Obama Economic Recovery Still Underwater
Article audio sponsored by The John Birch Society

President Obama promised that at this point in the recovery unemployment would be down to six percent, but it remains stubbornly above eight percent if one believes the government numbers. At least five million people who lost their jobs in the recession are still unemployed or underemployed. The number of Americans living below the poverty level has set a new record. Government spending is virtually out of control with annual deficits now admitted to be above $1 trillion for the foreseeable future. Higher taxes are coming unless the Bush tax cuts are somehow permitted to remain in force. And the housing market is still looking for a bottom.

But according to President Obama everything is coming up roses: More than three million jobs have been created in the past two years and the Dow Jones Industrial Average just exceeded 13,000, nearly doubling from under 7,000 in March 2009.

Thanks to the Minneapolis Federal Reserve’s interactive website, the Obama recovery can easily be compared to (and contrasted with) 10 previous recessions all the way back to 1948. Whether looking at jobs or at economic output, the performance under Obama has lagged behind each of the previous recoveries very significantly. As noted by Mitchell, “Under Obama’s policies … we’ve just barely gotten back to where we were when the recession began … [and] the jobs chart is probably even more discouraging…. [It] is still below where it started.”

On February 2, 2012, Phil Gramm and Mike Solon wrote in the Wall Street Journal:

Never before in postwar America has … employment still been lower four years after a recession began….

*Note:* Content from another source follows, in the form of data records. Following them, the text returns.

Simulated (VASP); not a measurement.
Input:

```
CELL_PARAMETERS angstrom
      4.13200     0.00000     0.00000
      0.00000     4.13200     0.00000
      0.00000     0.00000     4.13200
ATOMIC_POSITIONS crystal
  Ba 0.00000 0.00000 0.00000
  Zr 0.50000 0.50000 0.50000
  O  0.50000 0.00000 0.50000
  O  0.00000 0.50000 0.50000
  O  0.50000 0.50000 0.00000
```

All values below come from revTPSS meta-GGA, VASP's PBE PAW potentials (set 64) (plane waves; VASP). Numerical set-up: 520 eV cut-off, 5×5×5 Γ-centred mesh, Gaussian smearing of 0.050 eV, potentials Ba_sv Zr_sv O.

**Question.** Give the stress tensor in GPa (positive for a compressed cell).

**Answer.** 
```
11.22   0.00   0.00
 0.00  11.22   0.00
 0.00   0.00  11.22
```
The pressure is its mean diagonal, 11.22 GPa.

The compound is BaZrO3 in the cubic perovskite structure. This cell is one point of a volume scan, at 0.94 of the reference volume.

If in this recovery our economy had grown and generated jobs at the average rate achieved during the 10 previous postwar recessions … 13.7 million more Americans would be working today….

President Ronald Reagan’s policies ignited a recovery so powerful that if it were being repeated today … some 16.9 million more Americans would have jobs.

The negative impact of the Obama administration’s policies is also evident when America’s economic performance is compared to that of other countries. Last September Canada’s Fraser Institute published its 2011 Edition of Economic Freedom of the World, revealing additional persuasive evidence of that decline. From the report’s Executive Summary:

The world’s largest economy, the United States, has suffered one of the largest declines in economic freedom over the last 10 years, pushing it into tenth place. Much of this decline is a result of higher government spending and borrowing and lower scores for the legal structure and property rights components.

The study shows that the rate of America’s decline now puts it into the same category with Venezuela, Zimbabwe, and Malaysia, while its economic freedom ranking puts the country in 10th place, down from 4th place in 2005. Countries such as Mauritius, the United Kingdom, Chile, Canada, and Australia now rank ahead of the United States.

Mitchell concluded that the reason for America's downfall is because of Obama’s continuation of Bush’s failed policies: “I challenge anyone to identify a meaningful difference between the economic policy of Obama and the economic policy of Bush," he declared, pointing out:

Bush increased government spending. Obama has been increasing government spending.

Bush adopted Keynesian “stimulus” policies. Obama adopted Keynesian “stimulus” policies.

Bush bailed out politically connected companies. Obama has been bailing out politically connected companies.

Bush supported the Fed’s easy-money policy. Obama has been supporting the Fed’s easy-money policy.

Bush created a new healthcare entitlement. Obama created a new healthcare entitlement.

Bush imposed costly new regulations on the financial sector. Obama imposed costly new regulations on the financial sector.

A measure of insanity is doing the same thing over and over and expecting different results. Some, like Mitchell, refuse to call the Obama and Bush policies anything more than “misguided,” “errors,” or “mistakes in policy.” But continued evidence of decline without changes in policy is proof not of failed policies but instead of deliberate policies designed to weaken and shrink the economy of the United States.

The solution to economic recovery is what it has always been: Stop the spending, stop the so-called remedies, and let the free market operate. And remove from positions of power those who deliberately continue policies that weaken and destroy this country.